Skip to main content
Deno 2 is finally here 🎉️
Learn more

RegExpressed

Descriptive functions to create regular expressions.

Readability

Regular expressions are nutorious for being hard to read. Part of this issue is that many features use single characters (+,*,?, etc.). It is hard to remember what each of them does and whenever you need to match a special character they need to be escaped.

This library attempts to solve this issue by utilizing variables, functions and tagged template literal to generate a RegEx. Meaning you can use vanilla JS to write your RegEx without having to learn all these special characters. No need to escape special characters, except those needed by javascript.

Examples

The comment represents the produced regex.

Word

// /(?:\w)+/
oneOrMore`${wordChar}`

Simplified email, reuses the word regex

// /(?:\w)+/
const word = oneOrMore`${wordChar}`

// /(?:\w)+@(?:\w)+(?:(?:\.nl)|(?:\.com))/
regex`${word}@${word}${or(".nl", ".com")}`

Discord invite

const host = or(
  `discord.gg`,
  `discord.media`,
  `discord.com/invite`,
  `discordapp.com/invite`
);

const inviteCode = quantity(0, 12)`${wordChar}`;

// /(?:(?:discord\.gg)|(?:discord\.media)|(?:discord\.com\/invite)|(?:discordapp\.com\/invite))\/(?:\w){0,12}/g
regexFlag({ global: true })`${host}/${inviteCode}`;

URL

const urlChar = charset`-@:%._+~#=${range("a","z")}${range("A","Z")}${range("0","9")}`;
const protocol = regex`http${optional`s`}://`;

const domain = between(2, 256)`${urlChar}`;
const domainExt = between(2, 6)`${charset`${range("a", "z")}`}`;
const host = regex`${optional`www.`}${domain}.${domainExt}`;

const pathChar = or(urlChar, charset`()?&/=`);
const path = zeroOrMore`${pathChar}`;

// (manually simplified)
// /https?:\/\/(?:www\.)?[\-@:%._+~#=a-zA-Z0-9]{2,256}\.[a-z]{2,6}[\-@:%._+~#=a-zA-Z0-9()?&/=]*/
regex`${protocol}${host}${path}`;

Tradeoffs

In terms of functionality there is no tradeoff, all regex features have an equivalent in this library. Most functions map directly to the same regex you normally would write by hand. The exception being that all quantifiers wrap the expression into an nonCaptureGroup (?:some-pattern). This can generate a longer regex. It would be possible to figure out which groups are not neccesary and safely remove them. For now this is not available though.
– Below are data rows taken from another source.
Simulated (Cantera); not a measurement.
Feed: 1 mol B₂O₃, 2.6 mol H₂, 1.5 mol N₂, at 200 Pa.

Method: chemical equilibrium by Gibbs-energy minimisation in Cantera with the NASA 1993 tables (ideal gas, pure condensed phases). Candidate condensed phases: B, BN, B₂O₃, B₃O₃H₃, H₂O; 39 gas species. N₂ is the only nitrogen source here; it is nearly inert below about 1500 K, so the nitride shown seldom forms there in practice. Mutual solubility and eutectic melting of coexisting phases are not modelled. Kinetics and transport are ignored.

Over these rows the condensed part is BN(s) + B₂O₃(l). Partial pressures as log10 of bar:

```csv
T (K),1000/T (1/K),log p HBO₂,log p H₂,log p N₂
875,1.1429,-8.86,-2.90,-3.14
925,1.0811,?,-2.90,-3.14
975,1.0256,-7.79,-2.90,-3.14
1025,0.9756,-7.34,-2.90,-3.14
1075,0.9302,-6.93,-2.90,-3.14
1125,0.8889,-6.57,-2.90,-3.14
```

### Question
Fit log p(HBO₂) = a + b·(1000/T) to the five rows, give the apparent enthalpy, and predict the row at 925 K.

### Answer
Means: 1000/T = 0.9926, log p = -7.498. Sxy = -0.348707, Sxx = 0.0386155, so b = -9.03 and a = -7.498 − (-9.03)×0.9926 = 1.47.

Another tradeoff is that it will be more code, however I do not see this as a total negative. RegEx are hard to read and can often be left untouched for a long time. Meaning that you probably completely forgot how it worked when reading it months later.

This is where splitting the pattern into parts and having descriptive functions will help. When reading the URL example it would probably be understandable. While I would have ended up coping the raw regex to a site like https://regexr.com/ to try and understand it.

Documentation

Each function has a small comment explaining what it does, most descriptions are almost directly taken from https://regexr.com/. Want to get some more information look at the MDN page

License

RegExpressed is released under the MIT License.